Written by Katherine Delos Reyes
In the realm of congressional politics, reelection inevitably lies as one of the focal points of pressure for new lawmakers struggling to maintain their incumbency.
An undisclosed freshman Democrat was in the midst of making fundraising calls in a public space when he was observed by the New Yorker's Ryan Lizza to be a classic case study in this common phenomenon of reelection anxieties.
Lizza was gracious enough to provide live coverage of a literal attempt to "publicly" finance a campaign through a series of frank, but comedic tweets.
Lizza is led to a revelation that points out one of the root causes of shortcomings that congressional politics is burdened with today. Lizza tweeted," I now understand the case for public financing of congressional politics."
Politicians such as the one observed by Lizza are dependent on the constant flow of campaign donations, which blur the accountability delivered between promises made to one's respective constituents and the agreements that were sealed with checks in favor of corporate interests.
Former Justice Stevens summed up the state of campaigning and elections after Citizens United, saying, "If the debate is distorted by having one side have so much greater resources than the other that sometimes may distort the ability to decide the debate on merits."

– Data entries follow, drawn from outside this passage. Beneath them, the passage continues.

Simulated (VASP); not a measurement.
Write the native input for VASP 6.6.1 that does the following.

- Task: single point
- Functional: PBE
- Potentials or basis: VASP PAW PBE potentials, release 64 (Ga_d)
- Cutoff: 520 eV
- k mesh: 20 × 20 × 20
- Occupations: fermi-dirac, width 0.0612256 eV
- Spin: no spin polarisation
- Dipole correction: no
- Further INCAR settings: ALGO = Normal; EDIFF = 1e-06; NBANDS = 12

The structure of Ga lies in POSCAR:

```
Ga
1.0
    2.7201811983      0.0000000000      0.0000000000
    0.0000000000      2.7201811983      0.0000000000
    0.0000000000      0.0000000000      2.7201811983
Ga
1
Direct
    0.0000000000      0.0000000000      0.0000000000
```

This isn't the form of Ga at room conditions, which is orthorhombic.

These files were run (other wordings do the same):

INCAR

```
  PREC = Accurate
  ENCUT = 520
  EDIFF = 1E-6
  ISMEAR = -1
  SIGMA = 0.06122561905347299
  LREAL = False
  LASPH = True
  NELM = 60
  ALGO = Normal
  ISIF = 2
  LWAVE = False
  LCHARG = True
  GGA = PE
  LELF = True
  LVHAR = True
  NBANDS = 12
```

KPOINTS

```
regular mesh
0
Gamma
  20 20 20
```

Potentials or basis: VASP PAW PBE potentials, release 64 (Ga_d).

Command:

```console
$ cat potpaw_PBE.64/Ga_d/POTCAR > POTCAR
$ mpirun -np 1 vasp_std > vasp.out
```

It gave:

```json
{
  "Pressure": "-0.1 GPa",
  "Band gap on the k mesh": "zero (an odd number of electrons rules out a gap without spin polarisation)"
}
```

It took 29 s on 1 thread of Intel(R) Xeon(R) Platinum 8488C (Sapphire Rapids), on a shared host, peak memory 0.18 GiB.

Elections should be fairly won, and accessible to the constituents that are affected by possible legislation enacted by their elected officials. The case for public financing must only grow stronger to provide greater a domain for citizens to be heard, and perhaps to also avoid possible mishaps for pleas for money in public.
Katherine Delos Reyes is a senior Political Science and Law & Society Major at UC Riverside. She is interning at the Los Angeles Office of California Common Cause for the Summer of 2013.